Sweden’s right-wing parties pulled out of a budget deal with the ruling Social Democrats on Friday, depriving Prime Minister Stefan Löfven of a majority and raising the specter of early elections.
Christian Democrat members, whose party is the smallest in the opposition Alliance, voted at a conference on Friday to abandon the pact with Löfven. The other conservative parties that most recently ruled Sweden from 2006 to 2014 followed suit this weekend.
They had propped up Löfven’s minority government since late last year when it failed to enact a budget of its own.
Dissatisfied
Many right-wing voters were dissatisfied that their leaders backed a government that is rolling back liberal economic reforms.
“We don’t accept that a left-wing, socialist policy is pushed through the Swedish parliament even though it lacks support,” said Anders Andersson, a Christian Democrat who argued for ending the accord at the conference on Friday.
Early elections
Neither the ruling left nor the four Alliance parties have a majority. The nationalist Sweden Democrats hold the balance of power in parliament but they are shunned by the mainstream parties because of their anti-immigration views.

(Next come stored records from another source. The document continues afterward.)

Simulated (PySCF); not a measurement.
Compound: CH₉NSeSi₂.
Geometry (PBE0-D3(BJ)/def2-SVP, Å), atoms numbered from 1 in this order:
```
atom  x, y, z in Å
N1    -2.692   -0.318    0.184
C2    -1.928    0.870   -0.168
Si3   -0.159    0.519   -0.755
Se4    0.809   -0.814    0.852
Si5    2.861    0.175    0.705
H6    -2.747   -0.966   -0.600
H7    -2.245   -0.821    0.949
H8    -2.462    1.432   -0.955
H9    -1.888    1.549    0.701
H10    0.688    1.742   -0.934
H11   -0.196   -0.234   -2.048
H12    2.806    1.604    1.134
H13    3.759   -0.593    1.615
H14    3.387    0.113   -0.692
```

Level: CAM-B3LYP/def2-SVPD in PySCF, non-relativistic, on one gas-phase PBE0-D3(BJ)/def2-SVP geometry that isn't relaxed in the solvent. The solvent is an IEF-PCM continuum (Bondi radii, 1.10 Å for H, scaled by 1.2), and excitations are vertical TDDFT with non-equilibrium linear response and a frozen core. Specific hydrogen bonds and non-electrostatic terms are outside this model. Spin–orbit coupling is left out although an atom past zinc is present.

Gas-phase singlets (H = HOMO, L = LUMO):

The Alliance would have to team up with the Sweden Democrats to force Löfven out of office. But if he can’t find a working majority, he is more likely to call an election.
Polls suggest snap elections — which are rare in Sweden — would do little to change the composition of parliament.
With Sweden expecting a record number of asylum seekers this year, the nationalists are the only ones adamantly opposed to letting in more immigrants. Their popularity has steadily risen as a result. One poll in August even had them as the largest party.